September 18, 2019

Who’s Counting Deer in Maine Anyway?


Photo editorial compliments of Richard Paradis

While some media outlets across the state of Maine are reporting on Gov. LePage signing a handful of bills to fund portions of the Maine Department of Inland Fisheries and Wildlife (MDIFW), from the perspective of someone who has a slightly higher than average grasp of the deer herd situation in Maine, I have to wonder who’s counting deer and making deer density estimates. Somewhat in fairness to those who might be creating the numbers, what makes its way into press pieces may be more of a product of poor reporting, the result of accepting numbers without substantiating the claims.

The Portland Press Herald this morning reports on the governor’s efforts to do something about saving the deer herd. In laying out claims of deer densities across the state, the article states that, “it hovers around 40 to 50 [per square mile] in southern and some coastal areas and islands”, as they say was reported to them by David Trahan, who is Executive Director of the Sportsman’s Alliance of Maine. It should be made clear here that all of “Southern Maine” is not populated with deer densities running 40 – 50 per square miles. I think this is a matter of poor choice of words to describe that in some pockets of Southern Maine and some coastal areas and some islands, you will find those densities. It is not the norm.

But the blaring error, at least from my perspective and I don’t think I’m alone, is the claim that Maine’s deer population is around 250,000. In Maine’s hay day years of record deer populations of around 300,000 plus, historically the harvest struggled to reach 10% or 30,000 deer. If Maine’s present deer population was 250,000 one might expect the harvest numbers to be approaching 25,000. The deer harvest over the last 3 hunting seasons has averaged just under 19,000 animals. That statistic alone would draw one to conclude that the population might be closer to 200,000 than 250,000, a near 25% difference.


Photo editorial compliments of Richard Paradis

In the Press Herald report was the following: “a new law that expands the mission of a state deer-management fund to include preserving deer yards, in addition to its traditional focus on controlling coyotes.” (Emphasis added)

The “new law” in reference here will do little to “preserve deer yards”. At 19,000 deer tagged, times 2 dollars is $38,000. While all help should be welcomed, let’s not paint a picture of something that isn’t going to happen on $38,000 a year. There is a bond issue that awaits the Governor’s signature (most doubt he will sign it) that would appropriate hundreds of thousands of dollars to Land for Maine’s Future. Some of that money is to be used in the “protection/preservation of deer yards”. Even George Smith, former executive director of the Sportsman’s Alliance of Maine, says this amount of money will do little in buying up and protecting deer yards. Perhaps if a plan could be devised first, it might be helpful.
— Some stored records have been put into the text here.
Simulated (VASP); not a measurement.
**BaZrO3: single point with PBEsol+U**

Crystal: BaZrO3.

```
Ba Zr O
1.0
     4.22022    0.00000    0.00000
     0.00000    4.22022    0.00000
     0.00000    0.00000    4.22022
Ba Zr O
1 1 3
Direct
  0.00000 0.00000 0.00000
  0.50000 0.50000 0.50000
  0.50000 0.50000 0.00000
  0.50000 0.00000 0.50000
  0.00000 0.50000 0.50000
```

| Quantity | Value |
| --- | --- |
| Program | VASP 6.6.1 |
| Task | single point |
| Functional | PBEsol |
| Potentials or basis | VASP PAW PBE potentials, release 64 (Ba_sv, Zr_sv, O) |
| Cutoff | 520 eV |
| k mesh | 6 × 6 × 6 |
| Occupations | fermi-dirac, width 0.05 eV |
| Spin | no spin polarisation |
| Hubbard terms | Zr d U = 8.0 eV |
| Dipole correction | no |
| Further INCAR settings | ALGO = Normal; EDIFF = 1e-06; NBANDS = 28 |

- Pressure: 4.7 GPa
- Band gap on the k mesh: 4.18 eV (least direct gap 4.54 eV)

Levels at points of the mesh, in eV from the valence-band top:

Laughable was the phrase, “traditional focus on controlling coyotes”. Traditional? Before something can become a tradition, it first has to have been tried…..at least once if I may be so generous. Maine has no tradition of focusing on controlling coyotes. Quiet the contrary. Maine’s tradition has been more to ignore problems and protect the predator, while members of the MDIFW, along with animal rights groups and environmentalists lay false claims that coyotes make for a healthy ecosystem.

I would also like to point out another thing that caught my eye in media accounts of Gov. LePage’s bill signing. I found it in the Press Herald article as well as other press releases.

Deer hunting and viewing in Maine generate at least $200 million per year in spending on guide and outfitting services, hunting camps, motels, restaurants and related businesses, Burns said.

Burns refers to Rep. David Burns, R-Whiting, who is the sponsor of one of the pieces of legislation that Gov. LePage signed. What has happened here, as has happened all across the nation, is that environmentalists have hijacked the claims of revenue generated from hunting and related businesses to include “viewing”. It’s a farce and a shame really. There are no statistics or studies to prove that so-called wildlife viewing generates any substantial amount of revenue to the state. Some have attempted to steal the reality by invoking information provided by polls done that show how many people like to “watch wildlife”. What has never been differentiated in these polls is how many “wildlife watchers” are hunters and how many pure “wildlife watchers” there really are.

A prime example of this hijacking is found in Yellowstone Park. Officials there polled visitors and asked them if they saw wolves or would like to see wolves. They took those responses and concluded that that number of people came to Yellowstone Park for the sole purpose of viewing wolves. They attempt to use these numbers to falsely pin a monetary value to wolf watching. It’s almost criminal.

At the rate the environmentalists are laying claim to things they don’t own, or had anything to do with, they will soon be claiming they are responsible for every nickel that comes into the state and as a result will demand control over it. Oh, wait! They already are!